Growth: Would keep Everett Transit as a city-managed agency and would go to the voters seeking an increase in the sales tax of .3 percent above the current .6 percent, for a total 9 cents on a $10 purchase. The new revenue over the coming decade would allow increased frequency of bus services, expanded hours on mornings, evenings and weekends and limited additional service as jobs and population increase.

Growth through consolidation: Combining the transit agencies would mean an increase to 1.2 percent for the city’s sales tax for a total sales tax of 10.4 percent. With Community Transit taking over local routes, the additional revenue, within about two years, would bring increased frequency and routes, increased access and reduced walk time to bus stops and expanded hours for mornings, evenings and weekends.

The joint review will assess that third option. The city, Mayor Cassie Franklin told the council, continues its own separate assessment on Everett Transit costs and operations regarding consideration of the first two options.

Leaving Everett Transit at its current funding level, however, isn’t an option that’s going to get riders or the city where they need to go.

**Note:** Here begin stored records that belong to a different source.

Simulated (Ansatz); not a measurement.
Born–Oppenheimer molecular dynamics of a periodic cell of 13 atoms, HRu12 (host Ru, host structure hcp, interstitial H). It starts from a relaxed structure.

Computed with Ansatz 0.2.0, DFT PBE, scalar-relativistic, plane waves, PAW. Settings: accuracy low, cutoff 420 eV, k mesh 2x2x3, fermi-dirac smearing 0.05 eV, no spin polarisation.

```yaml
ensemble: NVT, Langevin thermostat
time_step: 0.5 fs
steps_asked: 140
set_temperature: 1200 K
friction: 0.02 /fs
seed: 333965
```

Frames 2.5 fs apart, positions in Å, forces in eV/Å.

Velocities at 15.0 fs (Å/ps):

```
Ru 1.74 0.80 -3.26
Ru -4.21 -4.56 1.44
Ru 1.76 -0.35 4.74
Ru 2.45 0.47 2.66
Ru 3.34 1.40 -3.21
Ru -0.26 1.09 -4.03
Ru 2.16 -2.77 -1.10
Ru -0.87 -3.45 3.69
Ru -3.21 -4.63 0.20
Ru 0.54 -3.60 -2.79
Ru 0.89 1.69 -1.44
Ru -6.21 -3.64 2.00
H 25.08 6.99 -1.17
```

In recent years, Everett Transit has often operated at a deficit, with expenses outpacing revenue. This has been occurring against the city’s own larger structural budget deficit as it has struggled to find the revenue to provide services for a growing community.

At current funding levels, the city’s transit system isn’t meeting current needs and can’t hope to meet those needs in the future; the city remains poised to see an increase of 60 percent in population with related growth in jobs and commerce over the next 20 years. At the same time, although still more than a decade away, transit service in Everett will have to prepare for the arrival of Sound Transit’s Link light rail service at several stations, including Paine Field and Everett Station.

“If we have any hope of achieving our growth targets without spoiling the quality of life in our community we simply must fund public transportation to a higher level,” Stonecipher said Wednesday evening. “There is a growing need to address transportation issues in our neighborhoods and in our community and part of that solution could be more public transportation so we can get more cars off the roads. We’re simply providing a level of service that does not entice anyone to take it unless they have no other option.”

As lengthy a process as “rethinking transit” in Everett already has been, the city, with the cooperation of Community Transit, now needs to make the most of the next 18 to 24 months to gather information and assess needs, costs and options.

Everett residents, whether they count themselves as transit users or not, need to be on board for those conversations.